Article written by Allied Time
Biometric time clocks benefit employers by providing an accurate and tamper-proof way to track their employees’ time. But many companies are hesitant to upgrade from traditional timekeeping devices to the latest wave of timeclock technology. In some cases, this is because they think what they current have works for them; in other instances, they are uncertain about the specifics of biometric time clocks.
It can sometimes be tough to separate fact from fiction when it comes to how biometric time clocks work. To help ease some of the concerns that business owners might have, let’s take a look at the truth behind some persistent myths relating to biometric clocks:
Myth: Employers will have to keep records of full fingerprints. I don’t want to deal with the security risks this can bring.
Fact: When an employee scans their fingerprint into a biometric time reader such as the Acroprint BioTouch, the machine reads the key identifying points of the fingerprint — such as swoops or dips — and converts this into an algorithmic pattern. Any time the employee’s fingerprint is scanned in the future, the comparison is made to the “0s and 1s” in the binary algorithm. The machine doesn’t compare fingerprints to a database.

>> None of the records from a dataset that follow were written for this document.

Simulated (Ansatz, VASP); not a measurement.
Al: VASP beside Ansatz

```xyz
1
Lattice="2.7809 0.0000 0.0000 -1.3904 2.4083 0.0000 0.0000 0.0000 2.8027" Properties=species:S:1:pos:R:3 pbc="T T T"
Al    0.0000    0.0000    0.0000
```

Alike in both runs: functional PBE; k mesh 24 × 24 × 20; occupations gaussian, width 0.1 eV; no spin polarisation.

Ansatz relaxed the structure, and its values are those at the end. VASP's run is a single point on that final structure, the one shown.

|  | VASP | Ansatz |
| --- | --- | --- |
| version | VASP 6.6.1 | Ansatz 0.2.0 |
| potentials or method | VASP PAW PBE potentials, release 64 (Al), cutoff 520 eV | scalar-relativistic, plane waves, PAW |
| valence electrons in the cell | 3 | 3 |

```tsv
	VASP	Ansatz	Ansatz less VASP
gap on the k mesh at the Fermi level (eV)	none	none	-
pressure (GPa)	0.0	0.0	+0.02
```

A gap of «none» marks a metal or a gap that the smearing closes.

Myth: Government agencies can use the fingerprint information that is stored by my employer.
Fact: Because the actual fingerprints aren’t stored — just a binary representation of them — this information can’t be used to compare fingerprints with those in a database of physical prints such as the FBI database.
Myth: Biometric time clocks are health risks. I don’t want my employees to get sick and miss work because of our time clocks.
Fact: The technologies used in biometric time clocks — whether they scan fingerprints, hands or faces — are proven to pose no health risks. They also do not serve a significant threat for the spread of germs if proper cleaning and hygiene steps are used.
Myth: Biometric machines take a long time to run. My employees will be spending too much time waiting to clock in or clock out.
Fact: Employees can clock in and clock out very fast by using the latest wave of biometric machines. if you are using a fingerprint scanning device, it only compares the key “points” of a person’s prints against a small sample of previously-stored data. This means that the process is much faster than, as an example, a crime database that cross checks against a large number of full prints.